Orpington Astronomical Society

Astronomy => Astrophotography => Topic started by: JohnH on May 09, 2025, 13:04:44

Title: M94
Post by: JohnH on May 09, 2025, 13:04:44
M94 is known as The Cat's Eye Galaxy or The Crocodile's Eye Galaxy.

(https://i.imgur.com/FQI5gvl.png)

FOV - 28' x 28' (Cropped from approximately 160' x 100')

Total imaging time 13 hours 27 minutes.

Processing: Pixinsight, GraXpert and Affinity Photo 2

This time I varied my processing slightly, Luminance is *just* Dual Band (Ha Oiii) - 5 hours 20 minutes.
Chrominance:
R - 1 hour 28 minutes
G - 1 hour 28.5 minutes
B - 1 hour 30 minutes
Ha - 3 hours 40 minutes

(Any disparity in totals due to rejected subframes)

Telescope - Sharpstar 15028 HNT
Camera - ZWO ASI1600MM Pro (monochrome -cooled to -10C)
Mount - iOptron CEM25P
Assorted ZWO gubbins - Electronic Focus, Filterwheel, Guide camera and telescope and ASIAir Pro.
Location: Bromley (Bortle 7)

I posted this image with an explanation of why I use a Dual Band filter for Luminance and how I use it on Astrobin. The general consensus from experts (Carole dissenting  :D  ) seems to be that I am totally wrong and that I will miss too much detail and too much of the spectrum and that I should use very short UV/IR filter images and remove the gradient from each one before integrating. For the moment I am happy to continue with what I am doing. As far as I am concerned it is a hybrid Broadband/Narrowband image (akin to using a Dual Band filter with an OSC camera) and goes a long way to defeating light pollution.

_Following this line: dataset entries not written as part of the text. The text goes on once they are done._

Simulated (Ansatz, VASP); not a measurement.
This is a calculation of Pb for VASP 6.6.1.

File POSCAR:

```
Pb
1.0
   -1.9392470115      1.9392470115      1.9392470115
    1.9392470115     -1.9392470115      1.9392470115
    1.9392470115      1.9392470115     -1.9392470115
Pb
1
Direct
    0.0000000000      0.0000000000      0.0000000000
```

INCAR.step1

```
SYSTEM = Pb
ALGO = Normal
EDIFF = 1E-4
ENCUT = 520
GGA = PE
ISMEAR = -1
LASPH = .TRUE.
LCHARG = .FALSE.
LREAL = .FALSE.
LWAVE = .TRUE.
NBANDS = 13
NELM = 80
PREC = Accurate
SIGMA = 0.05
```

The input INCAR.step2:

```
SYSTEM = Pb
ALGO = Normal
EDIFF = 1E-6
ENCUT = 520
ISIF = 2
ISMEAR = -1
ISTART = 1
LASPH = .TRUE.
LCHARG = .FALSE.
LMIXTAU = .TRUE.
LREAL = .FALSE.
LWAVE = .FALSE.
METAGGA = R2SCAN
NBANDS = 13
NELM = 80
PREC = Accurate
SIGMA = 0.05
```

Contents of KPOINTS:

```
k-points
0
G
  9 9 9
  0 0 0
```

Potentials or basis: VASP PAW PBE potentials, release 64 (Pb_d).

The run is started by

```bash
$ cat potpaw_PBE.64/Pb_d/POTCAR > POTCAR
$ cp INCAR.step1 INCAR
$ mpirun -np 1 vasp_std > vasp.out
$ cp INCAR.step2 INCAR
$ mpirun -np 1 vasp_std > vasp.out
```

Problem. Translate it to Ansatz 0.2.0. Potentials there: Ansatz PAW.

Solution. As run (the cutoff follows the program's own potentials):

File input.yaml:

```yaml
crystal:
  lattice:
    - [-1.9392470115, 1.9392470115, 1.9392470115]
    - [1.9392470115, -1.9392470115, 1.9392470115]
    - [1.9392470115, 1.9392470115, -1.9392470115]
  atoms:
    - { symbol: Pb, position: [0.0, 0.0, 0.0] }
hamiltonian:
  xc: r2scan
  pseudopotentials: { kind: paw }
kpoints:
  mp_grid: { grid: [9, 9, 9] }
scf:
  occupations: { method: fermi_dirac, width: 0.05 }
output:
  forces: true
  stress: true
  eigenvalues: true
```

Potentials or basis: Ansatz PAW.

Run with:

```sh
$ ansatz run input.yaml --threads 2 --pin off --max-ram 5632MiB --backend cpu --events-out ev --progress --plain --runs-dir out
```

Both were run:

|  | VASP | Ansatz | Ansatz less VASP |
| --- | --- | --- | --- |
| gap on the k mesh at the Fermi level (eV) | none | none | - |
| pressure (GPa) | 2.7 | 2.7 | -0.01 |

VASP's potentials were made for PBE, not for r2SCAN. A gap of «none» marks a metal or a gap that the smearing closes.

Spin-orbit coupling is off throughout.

One thing I could, I suppose, is to create a "pseudo Luminance" from RGB and use that to create the star layer. That could give me better star colour.

I look forward to trying it out on nice big nebulae when the nights begin to get darker.

Regards,

John
 
Title: Re: M94
Post by: Carole on May 09, 2025, 16:54:46
It is certainly experimental but gets you reasonable results of targets otherwise likely imossible with conventional LRGB.